After word got around that the American Royalties Too Act of 2014 had expired, (covered by Whitney Kimball at ArtFCity, Coline Milliard at ArtNet here, and Jillian Steinhauer at Hyperallergic here), the natural question of course remains, “what’s next.”  Steinhauser spoke to John Doty, director of Jerrold Nadler’s office.  Doty said, “Congressman Nadler does plan to reintroduce the bill this Congress. An exact date and exact bill language have not yet been decided.

I confess that at this point I see the prospects for passage as dim.  Having not even gotten to a floor vote twice, a year and half before a Presidential election, one expects relatively few acts of bipartisanship between now and then.

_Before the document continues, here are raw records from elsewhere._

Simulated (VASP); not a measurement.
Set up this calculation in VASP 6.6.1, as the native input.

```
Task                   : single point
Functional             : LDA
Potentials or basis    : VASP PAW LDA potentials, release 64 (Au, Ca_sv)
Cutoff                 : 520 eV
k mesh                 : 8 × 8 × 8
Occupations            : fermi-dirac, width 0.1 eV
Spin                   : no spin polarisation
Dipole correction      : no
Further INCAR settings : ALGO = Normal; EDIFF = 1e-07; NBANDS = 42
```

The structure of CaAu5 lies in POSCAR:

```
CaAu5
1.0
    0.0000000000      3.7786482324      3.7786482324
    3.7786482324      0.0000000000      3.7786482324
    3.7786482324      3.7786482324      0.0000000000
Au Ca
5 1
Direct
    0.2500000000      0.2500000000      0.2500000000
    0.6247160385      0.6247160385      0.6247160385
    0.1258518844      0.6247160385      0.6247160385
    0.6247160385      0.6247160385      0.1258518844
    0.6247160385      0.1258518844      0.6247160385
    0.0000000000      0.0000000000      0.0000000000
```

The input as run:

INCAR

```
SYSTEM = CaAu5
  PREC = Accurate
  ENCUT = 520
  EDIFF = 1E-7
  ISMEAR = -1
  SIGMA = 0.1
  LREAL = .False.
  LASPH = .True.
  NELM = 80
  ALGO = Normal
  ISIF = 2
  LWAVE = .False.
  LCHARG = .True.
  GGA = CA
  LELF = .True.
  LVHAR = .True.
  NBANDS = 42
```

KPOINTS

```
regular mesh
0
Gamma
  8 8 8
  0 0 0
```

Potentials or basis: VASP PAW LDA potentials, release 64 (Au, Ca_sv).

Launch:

Interestingly, however, the death of the ART coincided with a great piece by Kibum Kim (also at Hyperallergic) about the “Artist’s Reserved Rights Transfer and Sale Agreement” from a show called “The Contract,” used by artist Seth Sieglaub and lawyer Robert Projanksy in the 1970s.  As Kim puts it:

Introduced in 1971, the contract attempted to address power imbalances in the art world and stake out claims for artists in the post-sale lives of their works. Notably, the contract required future collectors to pay 15% of the upside to the artist upon resale of the work and reserved for the artist certain exhibition-related rights — such as the right to be consulted about the work’s inclusion in public exhibitions and a right to borrow it (at no cost to the collector) for exhibitions. All sales from The Contract require collectors to sign the agreement.   

This would require bilateral agreement of course going forward.  But what is interesting about the proposal is the idea of making it more or less an industry standard.  There are plenty of provisions in consignment or purchase agreements that are not required by law, but which have become standard.  It would be interesting too see if this idea gained any traction.